Hatzell and co-authors described how they employed high-tech tools at Argonne National Laboratory to inspect and track nano-scale material changes inside a battery while charging and discharging it in a paper recently published in Nature Materials. The team of researchers from Princeton University, Vanderbilt University, Argonne National Laboratory, and Oak Ridge National Laboratory analyzed crystal grains in the battery’s solid electrolyte, the core part of the battery through which electrical charge flows. By moving ions more quickly to one area of the battery than another, the researchers came to the conclusion that irregularities between grains might hasten battery failure. Changing material processing and manufacturing methods might help in resolving battery dependability issues.

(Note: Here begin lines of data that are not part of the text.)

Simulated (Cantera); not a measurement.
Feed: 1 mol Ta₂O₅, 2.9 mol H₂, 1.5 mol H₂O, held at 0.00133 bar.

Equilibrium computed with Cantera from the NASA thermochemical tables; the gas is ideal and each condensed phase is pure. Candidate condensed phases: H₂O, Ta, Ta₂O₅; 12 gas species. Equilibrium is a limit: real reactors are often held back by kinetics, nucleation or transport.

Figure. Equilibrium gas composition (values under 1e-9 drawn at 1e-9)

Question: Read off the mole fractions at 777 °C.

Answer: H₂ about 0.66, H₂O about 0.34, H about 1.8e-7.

Batteries store electrical energy in materials that make up their electrodes: the anode (the end of a battery marked with the minus sign) and the cathode (the end of the battery marked with the plus sign). When the battery discharges energy to power a car or a smartphone, the charged particles (called ions) move across the battery to the cathode (the + end). The electrolyte, solid or liquid, is the path the ions take between the anode and cathode. Without an electrolyte, ions cannot move and store energy in the anode and cathode.
In a solid-state battery, the electrolyte is typically either a ceramic or a dense glass. Solid state batteries with solid electrolytes may enable more energy-dense materials (e.g. lithium metal) and make batteries lighter and smaller. Weight, volume, and charge capacity are key factors for transportation applications such as electric vehicles. Solid-state batteries also should be safer and less susceptible to fires than other forms.
Engineers have known that solid-state batteries are prone to fail at the electrolyte, but the failures seemed to occur at random. Hatzell and co-researchers suspected that the failures might not be random but actually caused by changes in the crystalline structure of the electrolyte. To explore this hypothesis, the researchers used the synchrotron at the Argonne National Lab to produce powerful X-rays that allowed them to look into the battery during operation. They combined X-ray imaging and high-energy diffraction techniques to study the crystalline structure of a garnet electrolyte at the angstrom scale, roughly the size of a single atom. This allowed the researchers to study changes in the garnet at the crystal level.
A garnet electrolyte is comprised of an ensemble of building blocks known as grains. In a single electrolyte (1mm diameter) there are almost 30,000 different grains. The researchers found that across the 30,000 grains, there were two predominant structural arrangements. These two structures move ions at varying speeds. In addition, these different forms or structures “can lead to stress gradients that lead to ions moving in different directions and ions avoiding parts of the cell,” Hatzell said.
She likened the movement of charged ions through the battery to water moving down a river and encountering a rock that redirects the water. Areas that have high amounts of ions moving through tend to have higher stress levels.
“If you have all the ions going to one location, it is going to cause rapid failure,” Hatzell said. “We need to have control over where and how ions move in electrolytes in order to build batteries that will last for thousands of charging cycles.”
Hatzell said it should be possible to control the uniformity of grains through manufacturing techniques and by adding small amounts of different chemicals called dopants to stabilize the crystal forms in the electrolytes.
“We have a lot of hypotheses that are untested of how you would avoid these heterogeneities,” she said. “It is certainly going to be challenging, but not impossible.”
Reference: “Polymorphism of garnet solid electrolytes and its implications for grain-level chemo-mechanics” by Marm B. Dixit, Bairav S. Vishugopi, Wahid Zaman, Peter Kenesei, Jun-Sang Park, Jonathan Almer, Partha P. Mukherjee, and Kelsey B. Hatzell, 1 September 2022, Nature Materials.
DOI: 10.1038/s41563-022-01333-y
The study was funded by the National Science Foundation and the US Department of Energy.